Item 1.01 Entry into a Material Definitive Agreement
On November 28, 2018, NiSource Inc. (the “Company”) and Wells Fargo Securities, LLC, Merrill Lynch, Pierce, Fenner & Smith Incorporated, Morgan Stanley & Co. LLC, Barclays Capital Inc. and Goldman Sachs & Co. LLC, as representatives of the underwriters, entered into an Underwriting Agreement (the “Underwriting Agreement”) with respect to the offering and sale of 20,000,000 depositary shares (the “Depositary Shares”) with an aggregate liquidation preference of $500,000,000 under the Company’s registration statement on FormS-3, as amended (RegistrationNo. 333-214360). Each Depositary Share represents a 1/1,000th ownership interest in a share of the Company’s 6.50% Series B Fixed-Rate Reset Cumulative Redeemable Perpetual Preferred Stock, liquidation preference $25,000 per share (equivalent to $25 per Depositary Share) (the “Series B Preferred Stock”), which have been deposited with Computershare Inc. and Computershare Trust Company, N.A., acting jointly, as depositary (the “Depositary”).
The foregoing description of the Underwriting Agreement is qualified in its entirety by reference to the terms of such agreement, a copy of which is filed as Exhibit 1.1 to this Current Report on Form8-K and is incorporated herein by reference. Holders of Depositary Shares are entitled to all proportional rights, preferences and privileges of the Series B Preferred Stock (including dividend, voting, redemption and liquidation rights), which must be exercised through the Depositary.
The closing of the offering is expected to occur on December 5, 2018. In connection with the closing of the offering, the Company intends to file a Certificate of Designations (the “Certificate of Designations”) with the Secretary of State of the State of Delaware to create the Series B Preferred Stock and establish the preferences, limitations, and relative rights of the Series B Preferred Stock.
The following is a summary of certain rights, preferences and privileges of the Series B Preferred Stock.
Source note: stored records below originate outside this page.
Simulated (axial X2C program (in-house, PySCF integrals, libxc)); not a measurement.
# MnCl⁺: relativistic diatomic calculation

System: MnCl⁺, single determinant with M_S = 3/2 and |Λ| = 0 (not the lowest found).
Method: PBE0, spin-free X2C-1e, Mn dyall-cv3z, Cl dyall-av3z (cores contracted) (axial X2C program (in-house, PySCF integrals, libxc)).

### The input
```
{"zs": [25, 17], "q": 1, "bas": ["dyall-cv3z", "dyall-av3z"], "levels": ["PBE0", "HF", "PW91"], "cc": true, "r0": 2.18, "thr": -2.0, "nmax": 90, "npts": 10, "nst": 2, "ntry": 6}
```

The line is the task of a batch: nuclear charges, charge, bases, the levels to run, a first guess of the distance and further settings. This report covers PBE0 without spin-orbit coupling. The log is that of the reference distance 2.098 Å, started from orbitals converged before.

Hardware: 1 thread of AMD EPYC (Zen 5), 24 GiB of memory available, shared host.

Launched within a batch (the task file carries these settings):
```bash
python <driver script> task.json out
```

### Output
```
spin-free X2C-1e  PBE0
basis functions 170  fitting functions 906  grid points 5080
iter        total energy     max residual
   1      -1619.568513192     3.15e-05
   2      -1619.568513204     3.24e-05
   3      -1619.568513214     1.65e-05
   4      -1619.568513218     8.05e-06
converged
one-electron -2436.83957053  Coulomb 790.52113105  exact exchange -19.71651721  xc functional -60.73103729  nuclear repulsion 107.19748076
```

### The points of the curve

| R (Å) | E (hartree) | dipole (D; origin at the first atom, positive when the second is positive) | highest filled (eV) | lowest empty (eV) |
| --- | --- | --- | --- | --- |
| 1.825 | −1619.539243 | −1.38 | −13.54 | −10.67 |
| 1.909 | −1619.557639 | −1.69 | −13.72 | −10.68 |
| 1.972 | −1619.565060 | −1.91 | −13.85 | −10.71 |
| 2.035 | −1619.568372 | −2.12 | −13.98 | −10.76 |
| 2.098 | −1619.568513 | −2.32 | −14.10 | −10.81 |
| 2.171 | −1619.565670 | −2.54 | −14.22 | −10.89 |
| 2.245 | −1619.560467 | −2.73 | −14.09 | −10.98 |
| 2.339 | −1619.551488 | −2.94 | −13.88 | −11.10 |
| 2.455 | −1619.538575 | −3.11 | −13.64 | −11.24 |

The Series B Preferred Stock ranks senior to the Company’s common stock and to any other class or series of equity securities established after the original issue date of the Series B Preferred Stock that is not expressly made senior to, or on a parity with, the Series B Preferred Stock as to the payment of dividends and amounts payable on a liquidation event. The Series B Preferred Stock ranks on a parity with the Company’s 5.650% Series A Fixed-Rate Reset Cumulative Redeemable Perpetual Preferred Stock, liquidation preference $1,000 per share, and any other class or series of equity securities established after the original issue date of the Series B Preferred Stock that is not expressly made senior or subordinated to the Series B Preferred Stock as to the payment of dividends and amounts payable on a liquidation event. The Series B Preferred Stock ranks junior to any class or series of equity securities established after the original issue date of the Series B Preferred Stock that is expressly made senior to the Series B Preferred Stock as to the payment of dividends and amounts payable on a liquidation event and junior to all of the Company’s existing and future indebtedness and other liabilities with respect to assets available to satisfy claims against the Company.